Re: Are Latin and Cyrillic essentially the same script?

From: Asmus Freytag (
Date: Thu Nov 18 2010 - 13:04:50 CST

  • Next message: JP Blankert (thuis & PC based): "pupil's comment: Are Latin and Cyrillic essentially the same script?"

    On 11/18/2010 8:04 AM, Peter Constable wrote:
    > From: [] On Behalf Of André Szabolcs Szelp
    >> AFAIR the reservations of WG2 concerning the encoding of Jangalif
    >> Latin Ь/ь as a new character were not in view of Cyrillic Ь/ь, but
    >> rather in view of its potential identity with the tone sign mentioned
    >> by you as well. It is a Latin letter adapted from the Cyrillic soft sign,
    > There's another possible point of view: that it's a Cyrillic character that, for a short period, people tried using as a Latin character but that never stuck, and that it's completely adequate to represent Janalif text in that orthography using the Cyrillic soft sign.

    When one language borrows a word from another, there are several stages
    of "foreignness", ranging from treating the foreign word as a short
    quotation in the original language to treating it as essentially fully

    Now words are very complex in behavior and usage compared to characters.
    You can check for pronunciation, spelling and adaptation to the host
    grammar to check which stage of adaptation a word has reached.
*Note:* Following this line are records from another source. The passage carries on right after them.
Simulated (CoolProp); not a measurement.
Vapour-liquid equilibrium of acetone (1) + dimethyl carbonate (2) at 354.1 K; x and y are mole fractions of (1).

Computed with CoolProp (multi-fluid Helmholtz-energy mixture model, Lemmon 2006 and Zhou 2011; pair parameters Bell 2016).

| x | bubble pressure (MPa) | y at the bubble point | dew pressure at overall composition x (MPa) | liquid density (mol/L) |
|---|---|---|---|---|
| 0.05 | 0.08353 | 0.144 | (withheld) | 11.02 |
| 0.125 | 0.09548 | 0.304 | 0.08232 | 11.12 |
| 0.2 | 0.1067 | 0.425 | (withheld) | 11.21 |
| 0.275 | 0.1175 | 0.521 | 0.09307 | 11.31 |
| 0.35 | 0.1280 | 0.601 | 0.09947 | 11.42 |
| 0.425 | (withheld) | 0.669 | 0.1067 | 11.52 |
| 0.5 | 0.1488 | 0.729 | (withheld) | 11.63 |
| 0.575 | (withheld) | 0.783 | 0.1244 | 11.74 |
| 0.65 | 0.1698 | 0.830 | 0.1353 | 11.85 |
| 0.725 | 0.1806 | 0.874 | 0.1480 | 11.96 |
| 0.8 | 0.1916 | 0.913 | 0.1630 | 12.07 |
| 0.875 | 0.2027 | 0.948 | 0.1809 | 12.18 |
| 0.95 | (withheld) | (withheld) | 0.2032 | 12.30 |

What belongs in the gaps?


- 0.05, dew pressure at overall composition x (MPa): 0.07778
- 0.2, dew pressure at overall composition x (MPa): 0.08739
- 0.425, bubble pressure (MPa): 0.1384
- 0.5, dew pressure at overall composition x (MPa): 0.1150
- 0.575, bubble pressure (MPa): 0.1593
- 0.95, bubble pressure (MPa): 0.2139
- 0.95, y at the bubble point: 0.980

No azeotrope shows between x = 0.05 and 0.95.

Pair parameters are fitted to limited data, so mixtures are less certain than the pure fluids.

    When a script borrows a letter from another, you are essentially limited
    in what evidence you can use to document objectively whether the
    borrowing has crossed over the script boundary and the character has
    become "native".

    With typographically closely related scripts, getting tell-tale
    typographical evidence is very difficult. After all, these scripts
    started out from the same root.

    So, you need some other criteria.

    You could individually compare orthographies and decide which ones are
    "important" enough (or "established" enough) to warrant support. Or you
    could try to distinguish between orthographies for general use withing
    the given language, vs. other systems of writing (transcriptions, say).

    But whatever you do, you should be consistent and take account of
    existing precedent.

    There are a number of characters encoded as nominally "Latin" in Unicode
    that are borrowings from other scripts, usually Greek.

    A discussion of the current issue should include explicit explanation of
    why these precedents apply or do not apply, and, in the latter case, why
    some precedents may be regarded as examples of past mistakes.

    By explicitly analyzing existing precedents, it should be possible to
    avoid the impression that the current discussion is focused on the
    relative merits of a particular orthography based on personal and
    possibly arbitrary opinions by the work group experts.

    If it can be shown that all other cases where such borrowings were
    accepted into Unicode are based on orthographies that are more
    permanent, more widespread or both, or where other technical or
    typographical reasons prevailed that are absent here, then it would make
    any decision on the current request seem a lot less arbitrary.

    I don't know where the right answer lies in the case of Janalif, or
    which point of view, in Peter's phrasing, would make the most sense, but
    having this discussion without clear understanding of the precedents
    will lead to inconsistent encoding.